Missouri adults could have their welfare benefits slashed if they have K-12 school students who do not attend school at least 90% of school days. State Representative Jeff Porter, R-Montgomery City, has filed what he calls “a parent accountability bill”.

Missouri Capitol (Photo courtesy of Alisa Nelson, Missourinet)

Porter’s bill that would cut some government assistance by 35% to those families the next six months. Benefits would be restored when all children in the custody of the individual attend at least 90% of school days in the preceding six months.

“If we’re going to pay that kind of money for people that need it, and also try to jump them out of the rut of being multi generations and income assistance where a lot of times I see multi generations, we need to make sure they’re in school try to take advantage of the benefits of the role models there to get the education they need to work your way out of that. Plus, on top of that, a lot of times there’s nutritional needs that are being missed,” says Porter. “Nowadays, we have two meals, plus having all those benefits that the schools provide.”

He came up with the plan after talking to three to four superintendents in his focus group.
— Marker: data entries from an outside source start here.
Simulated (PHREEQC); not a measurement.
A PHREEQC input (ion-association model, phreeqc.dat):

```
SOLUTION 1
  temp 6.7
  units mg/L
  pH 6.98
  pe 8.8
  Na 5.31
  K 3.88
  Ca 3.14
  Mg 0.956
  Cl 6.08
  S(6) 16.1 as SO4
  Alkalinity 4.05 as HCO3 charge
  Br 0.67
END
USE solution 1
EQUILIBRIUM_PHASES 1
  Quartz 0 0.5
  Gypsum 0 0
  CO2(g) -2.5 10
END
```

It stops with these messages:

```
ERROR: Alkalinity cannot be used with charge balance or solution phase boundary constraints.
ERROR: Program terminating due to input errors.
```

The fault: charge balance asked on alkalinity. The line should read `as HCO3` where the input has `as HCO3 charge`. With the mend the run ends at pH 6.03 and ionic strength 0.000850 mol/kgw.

“I feel like it’s a win-win for everybody. The taxpayers of Missouri would like to make sure the kids are going to school because we are providing the income,” he says. “We need to have some assurances that the kids are in school.”

Porter says the bill currently does not include exceptions for special needs students or others who might be seriously ill.

“I feel like I need to stand up and make sure they have the same entitlements to those programs and encourage the parents to make sure they get their kids there,” says Porter. “People that have disabled kids, they definitely need the supervision of teachers to take care of their problems so they can get themselves on a good track. I feel like we need to treat them the same from the standpoint they still have the same needs, in a lot of cases more needs than the other ones. So, I feel like we shouldn’t shortchange them.”

Porter says the legislation would not take away food stamps.

The Missouri Department of Elementary and Secondary Education tells Missourinet in the 2020-2021 academic year, about 82% of the state’s K-12 public school students attended at least 90% of the time.